In this assignment, you will be implementing two clustering validation measures: Normalized Mutual Information (NMI) and Jaccard similarity.

You will be given one ground-truth clustering (partition) results and five clustering test cases. You need to evaluate the clustering test cases with regard to the ground-truth by NMI and Jaccard measures and submit your measures. You will be graded based on whether your measures are correct. 

Each clustering result (both ground-truth and test cases) is represented by a file. Each line in a file consists of two integers, separated by a space. The first integer represents the id of a data item, and the second integer represents the id of the cluster which this item belongs to.

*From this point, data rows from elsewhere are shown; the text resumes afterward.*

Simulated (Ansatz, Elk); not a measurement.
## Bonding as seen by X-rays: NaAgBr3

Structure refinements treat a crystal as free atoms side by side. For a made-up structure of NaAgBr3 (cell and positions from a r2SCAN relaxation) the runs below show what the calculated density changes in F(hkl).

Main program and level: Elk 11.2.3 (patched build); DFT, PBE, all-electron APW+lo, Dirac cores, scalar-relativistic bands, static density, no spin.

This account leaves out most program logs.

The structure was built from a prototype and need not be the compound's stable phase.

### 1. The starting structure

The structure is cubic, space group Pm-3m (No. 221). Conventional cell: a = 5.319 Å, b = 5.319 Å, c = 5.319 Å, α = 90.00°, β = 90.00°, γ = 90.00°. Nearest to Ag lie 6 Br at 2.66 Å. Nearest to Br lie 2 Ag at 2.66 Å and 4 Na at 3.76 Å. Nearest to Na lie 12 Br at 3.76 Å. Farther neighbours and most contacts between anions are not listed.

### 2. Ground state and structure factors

You need to submit a file titled "scores.txt" consisting of 5 lines. Each line contains two float numbers separated by a space. The first number of the i-th line represents the NMI measure you calculated for the i-th test case i (i.e. "clustering_i.txt") with regard to the ground-truth given in "partitions.txt", and the second number of the i-th line represents the Jaccard measure you calculated for the i-th test case. 

In [1]:
from sklearn.metrics import jaccard_similarity_score
from sklearn.metrics import normalized_mutual_info_score

In [2]:
#https://gist.github.com/ramhiser/c990481c387058f3cce7

import itertools 

def jaccard(labels1, labels2):
    """
    Computes the Jaccard similarity between two sets of clustering labels.
    The value returned is between 0 and 1, inclusively. A value of 1 indicates
    perfect agreement between two clustering algorithms, whereas a value of 0
    indicates no agreement. For details on the Jaccard index, see:
    http://en.wikipedia.org/wiki/Jaccard_index
    Example:
    labels1 = [1, 2, 2, 3]
    labels2 = [3, 4, 4, 4]
    print jaccard(labels1, labels2)
    @param labels1 iterable of cluster labels
    @param labels2 iterable of cluster labels
    @return the Jaccard similarity value
    """
    n11 = n10 = n01 = 0
    n = len(labels1)
    # TODO: Throw exception if len(labels1) != len(labels2)
    for i, j in itertools.combinations(range(n), 2):
        comembership1 = labels1[i] == labels1[j]
        comembership2 = labels2[i] == labels2[j]
        if comembership1 and comembership2:
            n11 += 1
        elif comembership1 and not comembership2:
            n10 += 1
        elif not comembership1 and comembership2:
            n01 += 1
    return float(n11) / (n11 + n10 + n01)

In [3]:
partitions = []

with open('partitions.txt') as f:
    content = f.readlines()

content = [x.strip() for x in content]     #to remove newline characters

for x in content:                          #to convert each line to a list
    temp = [int(y) for y in x.split(' ')]
    partitions.append(temp[1])
    
partitions[0:5]

[2, 0, 2, 1, 2]

In [4]:
scores = []

for x in range (1,6): 
    with open('clustering_'+str(x)+'.txt') as f:
        content = f.readlines()

    content = [x.strip() for x in content]     #to remove newline characters
    
    cluster = []
    for x in content:                          #to convert each line to a list
        temp = [int(y) for y in x.split(' ')]
        cluster.append(temp[1])
    
    NMI = normalized_mutual_info_score(partitions, cluster, average_method='arithmetic')
    jac = jaccard(partitions, cluster)
    
    scores.append([round(NMI,7), round(jac,7)])

scores

[[0.8896248, 0.911689],
 [0.6456368, 0.6794843],
 [0.3915437, 0.4649305],
 [0.7642771, 0.8005979],
 [0.7336804, 0.5975855]]

In [5]:
with open('scores.txt', 'w') as f:
    for x in scores:
        f.write('{} {}\n'.format(x[0], x[1]))

In [6]:
#sklearn_jac = jaccard_similarity_score(partitions, cluster)